Thursday, April 22, 2010

Ah, the week of communication. :(

A dear friend of mine recently started openly pursuing me to move beyond our 12-year friendship and try on a romantic relationship  Once I got over the initial shock, I tried it on and liked it.  A lot!  Then stuff/life/shit happened - misunderstandings, miscommunications, drama, unwillingness to get clear, lack of clarity about true desires/commitment - and I find myself having to wait until the dust settles around me.  Kind of like the people in Europe waiting for the volcanic dust!  ;)  

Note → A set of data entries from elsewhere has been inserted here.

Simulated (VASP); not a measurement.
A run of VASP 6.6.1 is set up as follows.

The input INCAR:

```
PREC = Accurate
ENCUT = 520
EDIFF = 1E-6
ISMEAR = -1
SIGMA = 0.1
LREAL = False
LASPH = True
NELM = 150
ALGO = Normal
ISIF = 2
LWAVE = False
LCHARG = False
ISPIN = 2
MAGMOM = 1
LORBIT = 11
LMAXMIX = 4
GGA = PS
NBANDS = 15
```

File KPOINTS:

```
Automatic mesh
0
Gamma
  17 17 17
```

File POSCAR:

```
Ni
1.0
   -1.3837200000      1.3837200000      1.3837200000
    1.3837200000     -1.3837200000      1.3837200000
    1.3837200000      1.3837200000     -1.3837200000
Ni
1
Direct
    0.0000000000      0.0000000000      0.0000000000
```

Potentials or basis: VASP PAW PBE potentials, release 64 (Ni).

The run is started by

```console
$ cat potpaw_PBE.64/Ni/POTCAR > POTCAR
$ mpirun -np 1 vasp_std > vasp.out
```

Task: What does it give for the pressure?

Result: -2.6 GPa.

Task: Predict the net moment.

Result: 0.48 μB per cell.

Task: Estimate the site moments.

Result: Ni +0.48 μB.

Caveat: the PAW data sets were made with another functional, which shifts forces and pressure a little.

I see myself journeying through several spaces along the way. 
  • At first I was unwilling to entertain the possibility our relationship could be more.  There are a LOT of obstacles in the way. 
  • Then I was unwilling to believe he actually felt the way he did.  That was until I let his actions drown out my inner monologue. 
  • Then I found I have no freaking clue how to go about this relationship stuff.  Plus, the idea of "just wait and let it happen" is harder than any action ever could be.  Give me something to do!  I was not wired to be a literal "waiter".  :)
  • When the problems first started, I was powerful, stood my ground, and was rewarded with a deepening of communication and intimacy.
  • Then more stuff happened, the problems got bigger, and they triggered his past stuff which triggered my past stuff.  As of last night, that looked like him not wanting to be more than friends. 
  • This morning, he is acting like nothing is wrong. 
Where I find myself right now is being unwilling to have someone play hokey-pokey with my heart.  I want to draw a line in the sand and say this far and no further.  However, being a stand like this for ME is so new for me.  It is much easier to stand for someone/something else than it is to be a stand for myself.  Weird! 
I am a stand that me and my heart be respected and cared for like the fragile, priceless things of beauty we are. 
I want to communicate that to him but something inside tells me to wait.  I am getting that this week of communications is going to be very interesting indeed!

I am wondering however, where did I get the idea I need to communicate every thought that crosses my mind, or every firing of a neuron?  In looking at that, I find I am also unclear as to whom and how much should be communicated.  Maybe that is the where the inquiry this week is taking me.   :)

Thank you Mark for making it so easy, breezy, beautifully simple to post to the blog.